What is the future of corporate tax reform?
On June 7, AEI hosted two panels on how the US could reform the corporate tax code, the first focusing on business-level taxation and the second focusing on shareholder-level taxation.
Christopher H. Hanna of the Senate Finance Committee delivered the symposium’s opening remarks, with a major focus on how the inefficiencies and increasing obsolesce of the US corporate tax system could be ameliorated by the implementation of corporate tax integration. Tax integration would prevent corporate income from being taxed twice — once as corporate profit and once when distributed to shareholders — and Mr. Hanna believes that integration would induce more investment in corporations and a more efficient distribution of corporate profits.
The first panel began with a discussion on tax incidence. Columbia’s R. Glenn Hubbard referenced studies that claim 60 to 70% of the corporate tax burden is borne by labor, while USC’s Edward Kleinbard countered there is a different incidence on normal returns on capital and the returns on economic rents. Because the owners of capital bear more the burden of the corporate tax on rents, the growing size of economic rents has meant more of an incidence on the owners of capital as opposed to labor. The Joint Committee on Taxation of the US Congress assigns 75% of the corporate income tax burden to owners of capital.
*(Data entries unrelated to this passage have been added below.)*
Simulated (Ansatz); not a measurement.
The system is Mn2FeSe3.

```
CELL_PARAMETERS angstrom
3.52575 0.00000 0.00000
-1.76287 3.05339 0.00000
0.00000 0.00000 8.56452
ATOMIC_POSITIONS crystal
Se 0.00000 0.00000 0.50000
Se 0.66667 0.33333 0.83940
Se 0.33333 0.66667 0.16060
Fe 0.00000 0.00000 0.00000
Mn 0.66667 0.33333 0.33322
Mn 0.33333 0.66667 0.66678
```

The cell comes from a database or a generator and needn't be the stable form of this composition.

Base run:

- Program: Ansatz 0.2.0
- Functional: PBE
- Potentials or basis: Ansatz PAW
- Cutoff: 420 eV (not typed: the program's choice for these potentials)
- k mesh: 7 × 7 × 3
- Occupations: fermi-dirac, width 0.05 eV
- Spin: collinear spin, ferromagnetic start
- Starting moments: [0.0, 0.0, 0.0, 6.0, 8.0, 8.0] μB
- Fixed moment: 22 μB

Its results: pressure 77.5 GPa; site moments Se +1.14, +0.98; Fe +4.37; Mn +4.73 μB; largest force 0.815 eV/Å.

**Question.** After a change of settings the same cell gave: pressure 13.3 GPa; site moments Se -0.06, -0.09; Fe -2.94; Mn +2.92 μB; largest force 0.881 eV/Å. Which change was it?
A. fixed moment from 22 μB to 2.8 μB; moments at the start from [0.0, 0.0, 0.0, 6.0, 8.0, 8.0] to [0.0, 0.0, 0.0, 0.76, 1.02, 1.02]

Broadening the scope of the conversation, Alan Auerbach advocated for switching from an origin-based system of taxing corporate income to a destination-based income. A destination-based tax applies to goods that are consumed in the United States, rather than goods that are produced. Auerbach argued that a destination-based tax would remove the incentive for corporate inversions and investment abroad. Kleinbard worried that moving to a destination basis could significantly reduce the US tax base.